LEXINGTON, Ky. (WTVQ) – One organizer in Lexington says the settlement made with Breonna Taylor’s family Tuesday marks a bitter sweet moment.
Taylor’s attorneys emphasized her death has prompted police reform in cities far outside Louisville.
Even close by, Lexington police have made changes, including adding an extra level of supervision to its warrant policy.
Protesters in Lexington have been asking for more reform for months, while also demanding justice for Taylor.
“No amount of money can replace Breonna Taylor,” says Sarah Williams, Lexington Police Accountability activist and protest organizer.
She says the settlement is a step in the right direction, but more action is needed.
“It’s like joy, but it’s also still sadness knowing we still don’t have justice within the criminal justice system.”

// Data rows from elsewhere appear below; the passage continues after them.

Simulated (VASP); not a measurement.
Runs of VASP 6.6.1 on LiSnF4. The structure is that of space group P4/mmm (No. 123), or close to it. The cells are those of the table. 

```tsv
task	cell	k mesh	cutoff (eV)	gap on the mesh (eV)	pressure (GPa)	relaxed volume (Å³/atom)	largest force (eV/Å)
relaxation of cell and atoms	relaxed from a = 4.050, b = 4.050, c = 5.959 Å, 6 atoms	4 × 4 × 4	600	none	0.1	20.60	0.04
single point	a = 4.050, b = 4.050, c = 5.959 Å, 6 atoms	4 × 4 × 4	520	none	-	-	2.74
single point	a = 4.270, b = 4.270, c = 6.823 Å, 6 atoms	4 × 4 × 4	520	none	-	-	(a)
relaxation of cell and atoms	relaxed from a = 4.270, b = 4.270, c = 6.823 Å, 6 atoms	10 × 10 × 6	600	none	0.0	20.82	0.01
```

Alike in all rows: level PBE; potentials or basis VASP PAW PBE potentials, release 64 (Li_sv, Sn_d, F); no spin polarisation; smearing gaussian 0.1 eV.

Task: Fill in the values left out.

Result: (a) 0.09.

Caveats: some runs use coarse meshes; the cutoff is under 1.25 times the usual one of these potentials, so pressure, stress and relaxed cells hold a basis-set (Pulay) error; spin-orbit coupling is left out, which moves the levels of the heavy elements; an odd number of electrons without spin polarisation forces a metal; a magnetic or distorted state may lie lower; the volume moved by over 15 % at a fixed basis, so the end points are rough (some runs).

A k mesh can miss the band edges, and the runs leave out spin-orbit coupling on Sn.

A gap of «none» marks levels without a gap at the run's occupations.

Williams says she, like many others, is waiting on the ruling on whether the officers involved in Taylor’s death will be criminally charged.
However, Williams says some of the police reform the settlement creates is promising. For example, one measure incentivizes officers to live in the city.
“When you come into a city that’s a different demographic from what you’re use to encountering, then from jump, the way in which you respond could be problematic,” says Williams.
She also likes that a new program will be created to use social workers on some police runs.
“We need somebody who can respond to a mental health crisis,” says Williams. “We need somebody who can respond with love and kindness and no judgment and definitely no violence.”
Williams says she’s also glad to hear Louisville will continue investigating an officer even if they leave before the investigation is finished.
She says it reminds her of former Lexington Police Chaplain Donovan Stewart, who announced his retirement in July.
He retired with a full pension before the resolution of a federal lawsuit, accusing him of excessive use of force on an autistic teen at Fayette Mall in 2019.
Lexington Police cited that ongoing lawsuit as a reason why it couldn’t begin an internal investigation.
“So that leaves that situation open-ended because there are still many, many, many community members who feel like Donovan Stewart should be held accountable for his actions,” says Williams.
She says she hopes some of these measures will be passed in Lexington soon, but for now, she hopes it sends a message.
“I think that sets a precedent going forward,” says Williams. “We demand some changes to the system that’s inflicting harm on our community.”